On February 20, 1986, Badgerys was announced as the site for Sydney's second airport, ending four decades of grappling with the need to loosen the strain on an overstretched Kingsford Smith.
More than 240 properties were resumed and 750 local residents were affected by the decision. Over the years as a roving reporter, I reckon I interviewed half of them! They had campaigned, protested and lobbied, to no avail.
Most took their share of the Government's then-$120 million compensation (final tally $139 million) and moved on.
Some, like 73-year-old Robert Green, was still there five years on, a forgotten victim. A Luddenham resident, he lived on the edge of the airport boundary but right in the flight path, yet the Government wouldn't buy his home.
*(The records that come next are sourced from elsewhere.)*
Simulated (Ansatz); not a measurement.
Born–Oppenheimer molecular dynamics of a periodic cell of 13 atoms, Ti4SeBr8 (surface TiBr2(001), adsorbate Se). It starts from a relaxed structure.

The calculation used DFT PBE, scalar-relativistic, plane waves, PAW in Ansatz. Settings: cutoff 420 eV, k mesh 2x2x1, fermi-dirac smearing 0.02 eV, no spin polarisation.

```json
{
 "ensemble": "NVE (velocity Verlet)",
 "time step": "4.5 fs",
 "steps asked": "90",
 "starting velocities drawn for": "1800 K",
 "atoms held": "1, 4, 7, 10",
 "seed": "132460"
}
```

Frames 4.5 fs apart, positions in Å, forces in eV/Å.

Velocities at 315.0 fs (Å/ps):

Elizabeth and Charlie Lia had the same problem - if a jet had landed, they could almost touch its wing.
There was injustice all round for those who missed out on a package to vacate ''The Creek.''
Ms Kim Jelfs, then 30 and the mother of two young
children, had just moved in from the city to escape the rat race.
At Christmas, 1991, I met Ada and Sebastian Pollicina, who'd put their life savings, $50,000, into the purchase of 10 scenic acres (about four hectares) in Luddenham, near Penrith, in 1983.
They spent $40,000 clearing and fencing, dug a dam and planned a home for their young family of four when they paid off their debt.
Badgerys airport put them in limbo, at the end of the runway. The Federal Government refused to buy them out because there was no home on the place. And, Catch 22, they couldn't build a house anyway under new planning laws because of excessively high airport noise forecasts.
These are just a few of the many tragic cases that flew in with the Badgerys Creek airport news. Now, 62 years since the second airport debate began, The Creek has been dumped as a second airport.
With a pen stroke, after hundreds of lives were disrupted, some irreparably, and $1 billion wasted on resuming homes, on roads to fast-track airport traffic, the search begins afresh.
Now, it seems it's Hawkesbury's turn as the feds
focus attention on the Richmond RAAF Base. God
spare us all from political ditherers.